CORS: Cross-Origin Resource Sharing Explained

It’s strictly prohibited: If you access a website, you should not be getting additional data from third-party servers! But there can be exceptions. If both website owners agree on cooperation, there’s nothing to stop them reaching an agreement. Cross-origin resource sharing (CORS) regulates this cooperation. How does it work?

How Does CORS Work?

The same-origin policy (SOP) prohibits downloading from other servers when visiting a website. All data should come from the same source, i.e. originate from the same server. This is a security measure, as JavaScript and CSS can load content from other servers without the knowledge of the user – including harmful content. This access attempt is referred to as a cross-origin request. However, if the data exchange is known to both website operators and intended, then the procedure can be permitted. The requested server – i.e. the server from which content is to be downloaded – then allows access via cross-origin resource sharing.

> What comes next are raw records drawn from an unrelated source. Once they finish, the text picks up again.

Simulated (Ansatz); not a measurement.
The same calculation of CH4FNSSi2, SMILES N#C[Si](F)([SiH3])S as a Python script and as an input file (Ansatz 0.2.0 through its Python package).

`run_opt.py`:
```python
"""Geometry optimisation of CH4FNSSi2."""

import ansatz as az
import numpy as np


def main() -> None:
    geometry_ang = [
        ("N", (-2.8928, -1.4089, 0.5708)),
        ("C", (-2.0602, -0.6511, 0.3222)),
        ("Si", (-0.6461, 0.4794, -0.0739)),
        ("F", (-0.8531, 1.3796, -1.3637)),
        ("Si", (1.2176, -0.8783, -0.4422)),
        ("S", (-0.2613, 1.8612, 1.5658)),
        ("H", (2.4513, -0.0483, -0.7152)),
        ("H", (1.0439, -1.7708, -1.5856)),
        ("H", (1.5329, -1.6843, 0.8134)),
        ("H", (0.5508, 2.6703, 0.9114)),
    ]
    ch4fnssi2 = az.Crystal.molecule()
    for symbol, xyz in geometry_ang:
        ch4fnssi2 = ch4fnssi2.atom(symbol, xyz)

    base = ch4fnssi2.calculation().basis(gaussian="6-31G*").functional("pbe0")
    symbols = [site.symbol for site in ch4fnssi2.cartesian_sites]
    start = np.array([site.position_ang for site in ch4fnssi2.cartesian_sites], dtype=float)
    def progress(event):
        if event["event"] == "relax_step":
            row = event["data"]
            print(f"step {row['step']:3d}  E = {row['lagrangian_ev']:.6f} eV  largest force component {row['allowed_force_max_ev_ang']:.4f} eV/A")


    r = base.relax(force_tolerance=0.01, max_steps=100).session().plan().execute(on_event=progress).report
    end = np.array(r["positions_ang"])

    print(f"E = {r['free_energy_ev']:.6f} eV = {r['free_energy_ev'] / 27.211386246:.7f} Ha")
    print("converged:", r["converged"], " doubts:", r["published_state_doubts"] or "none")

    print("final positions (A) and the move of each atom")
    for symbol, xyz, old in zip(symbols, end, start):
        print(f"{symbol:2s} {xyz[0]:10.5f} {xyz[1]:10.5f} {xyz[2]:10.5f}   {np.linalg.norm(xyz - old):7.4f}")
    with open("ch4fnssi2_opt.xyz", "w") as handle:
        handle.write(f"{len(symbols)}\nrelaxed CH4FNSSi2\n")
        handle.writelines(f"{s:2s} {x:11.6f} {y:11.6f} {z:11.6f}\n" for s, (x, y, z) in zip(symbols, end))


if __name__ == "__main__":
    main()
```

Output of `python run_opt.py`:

However, this only happens for certain clients. This means: CORS is not an open invitation for any cross-origin requests. Instead, the second server permits exclusive access to the first via the HTTP header. The header of the HTTP response exactly describes which server may download the data and make it finally available to the user. A general permission for access by all clients is only permitted by the integration of wildcards. However, this only makes sense for servers that offer such information that should be available to the general public – web fonts, for example.

Ideally, the user should not notice the exchange of the two servers involved. All current browsers support cross-origin resource sharing, and sending queries and responses happens in the background as quickly as possible when a website is accessed.

Structure of the CORS Header

In line with the same-origin policy, the details of the origin of a server connection consist of three elements: host, port, and protocol. In the example above, the directive therefore prohibits 'https://example.com' from accessing 'http://example.com' or 'https://example.org'. In the first case, the protocol is not the same, in the second the host information isnot identical.

A cross-origin request is basically a HTTP request. Certain methods generally don’t present any problems. GET and HEAD cannot change data and are therefore generally not perceived as a security risk. The situation is different with PATCH, PUT or DELETE: These make harmful interference possible. For this reason, cross-origin resource sharing must also be activated here. Accordingly, CORS isn’t only able to include information on the permitted origin, but also on which HTTP requests are allowed by the source.

If these are security-relevant HTTP methods, the client initially sends a preflight request. This only really indicates which HTTP method will be next directed to the server and asks if the request will be considered secure. The OPTIONS header is used to this end. Only after a positive response can the actual request be made.

There are several CORS headers, each dealing with different aspects. The two important headers for the determination of secure origins and permitted methods have already been mentioned above. But there are more:

  • Access-Control-Allow-Origin: Which origin is allowed?
  • Access-Control-Allow-Credentials: Are requests allowed even if the credentials mode is set to include?
  • Access-Control-Allow-Headers: Which headers may be used?
  • Access-Control-Allow-Methods: Which HTTP request methods are allowed?
  • Access-Control-Expose-Headers: Which headers may be displayed?
  • Access-Control-Max-Age: How old may the preflight request be before it expires?
  • Access-Control-Request-Headers: Which HTTP header is specified in the preflight request?
  • Access-Control-Request-Method: Which HTTP method is specified in the preflight request?
  • Origin: What is the source of the request?

Special focus lies on the first header. There, the server specifies which other host is allowed to access it. In addition to a specific address, you can also get a wildcard in the form of an asterisk. This allows cross-origin requests from any source for the server.

Example of Cross-Origin Resource Sharing

In our example below, we assume Host A (example.com) wants to send a DELETE request to Host B (example.org). For this, the original server first sends a preflight request:

/OPTIONS
Origin: http://example.com
Access-Control-Request-Method: DELETE

If Host B has no problem with this cross-origin request, it responds with the appropriate CORS headers:

Access-Control-Allow-Origin: http://example.com
Access-Control-Allow-Methods: PUT, POST, DELETE

If the headers in the response do not match the specifications of the request, or if the requested server does not answer, no cross-origin request can be made.

Advantages and Disadvantages of CORS

CORS serves to circumvent an inherently secure default setting – namely the same-origin policy. The SOP, in turn, is an effective way to prevent potentially dangerous connections. However, the internet is often based on these cross-origin requests, since many connections from one host to others are certainly desired in many cases.

CORS, therefore, offers an intermediate route: For situations in which cross-origin requests are explicitly required, exceptions can be made with CORS. However, there is a risk that website owners will merely use wildcards for reasons of convenience. This would negate any protection by the SOP. That’s why it’s important to only use CORS in selected special cases and configure it as restrictively as possible.